Sixteen women friends with whom I graduated from Sidney (Ohio) High School in 1965 assembled at the Inn at Cedar Falls this week to celebrate the year of our 70th birthdays and our friendship. You may think that these were my closest friends in high school, but that is not necessarily the case. They were all classmates, but in a class of about 300. Some of them I had gone to junior high school with, but there were two junior highs in town then, and most had attended the other one. None of these girls were in my elementary school, but some of them had known each other since elementary days. I knew several by virtue of going to the same church back then. And a couple I knew not at all, because they had moved into the school for only the last two years, and our paths had simply not crossed in the course of daily classes or extracurricular activities. I have no clear idea of how I came to be invited to the first meeting of this group, ten years ago in Naples, Florida. A matter of serendipity and knowing some of the right people, I guess. I am glad I went to that first meeting, and though I have missed a couple group events since then, I am glad I went back to this second big celebration.

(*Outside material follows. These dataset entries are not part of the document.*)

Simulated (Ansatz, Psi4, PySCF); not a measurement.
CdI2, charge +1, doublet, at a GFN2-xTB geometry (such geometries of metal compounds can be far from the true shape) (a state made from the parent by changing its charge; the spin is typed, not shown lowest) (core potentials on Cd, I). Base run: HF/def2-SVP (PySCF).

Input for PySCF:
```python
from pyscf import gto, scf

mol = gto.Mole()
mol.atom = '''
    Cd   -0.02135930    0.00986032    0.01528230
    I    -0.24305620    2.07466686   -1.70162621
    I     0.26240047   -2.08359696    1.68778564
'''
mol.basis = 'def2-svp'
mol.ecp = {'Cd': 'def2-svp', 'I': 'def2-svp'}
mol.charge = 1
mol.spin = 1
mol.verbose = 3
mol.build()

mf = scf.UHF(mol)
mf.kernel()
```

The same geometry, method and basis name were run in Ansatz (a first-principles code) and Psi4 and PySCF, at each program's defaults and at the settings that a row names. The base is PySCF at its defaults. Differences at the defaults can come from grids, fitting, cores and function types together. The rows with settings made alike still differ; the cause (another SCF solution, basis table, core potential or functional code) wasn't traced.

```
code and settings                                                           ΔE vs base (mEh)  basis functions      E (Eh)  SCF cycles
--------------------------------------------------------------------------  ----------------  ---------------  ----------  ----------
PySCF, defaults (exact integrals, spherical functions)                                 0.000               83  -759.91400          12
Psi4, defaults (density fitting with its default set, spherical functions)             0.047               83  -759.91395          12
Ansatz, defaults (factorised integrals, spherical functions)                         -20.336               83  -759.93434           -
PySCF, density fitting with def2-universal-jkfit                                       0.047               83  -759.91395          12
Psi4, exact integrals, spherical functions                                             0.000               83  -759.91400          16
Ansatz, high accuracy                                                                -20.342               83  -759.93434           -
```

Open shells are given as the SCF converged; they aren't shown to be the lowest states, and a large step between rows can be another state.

With seventeen of us, a lot of time each day was spent in discussing who was driving whom where and when...but the discussions were all in good humor and achieved the result of caring for everyone's wishes. Groups left for hikes to Ash Cave, Old Man's Cave, and Cedar Falls. Also shopping at gift and craft places in the area. Some of us explored the little town of Logan, with its restaurants and unique shops. All these excursions gave us time to walk and talk in small groups or one-on-one. We ate as a large group in the Cedar Falls lodge two nights, and had a special prix fixe six-course dinner all together at Glenlaurel the middle night. We had a late afternoon bourbon tasting and book discussion, which lead us into such deep and moving discussion that our hosts had to come fetch us for out 7:30 dinner reservation.
I renewed friendships on this excursion but I also made news friends. We have all reached an age when we have accomplished a lot of different things, made different choices, weathered different crises, and enjoyed different blessings. But we all come from a certain place at a certain time, and it is interesting to see how that common rooting has served us in the years we have spent apart. Gone is any touch of envy or competition or insecurity, I think. What has grown is respect, support, and appreciation for the people we have become as we have each moved through life.
We told stories, we laughed, we sighed, and occasionally we cried through three days together, but it is noteworthy that in spite of personal challenges, we are all upbeat at this stage of our lives. My words cannot explain or describe the feeling of camaraderie we have developed. Thursday morning we met for breakfast and laughed again and hugged, and started planning for our next get-together. There is no doubt that it will happen.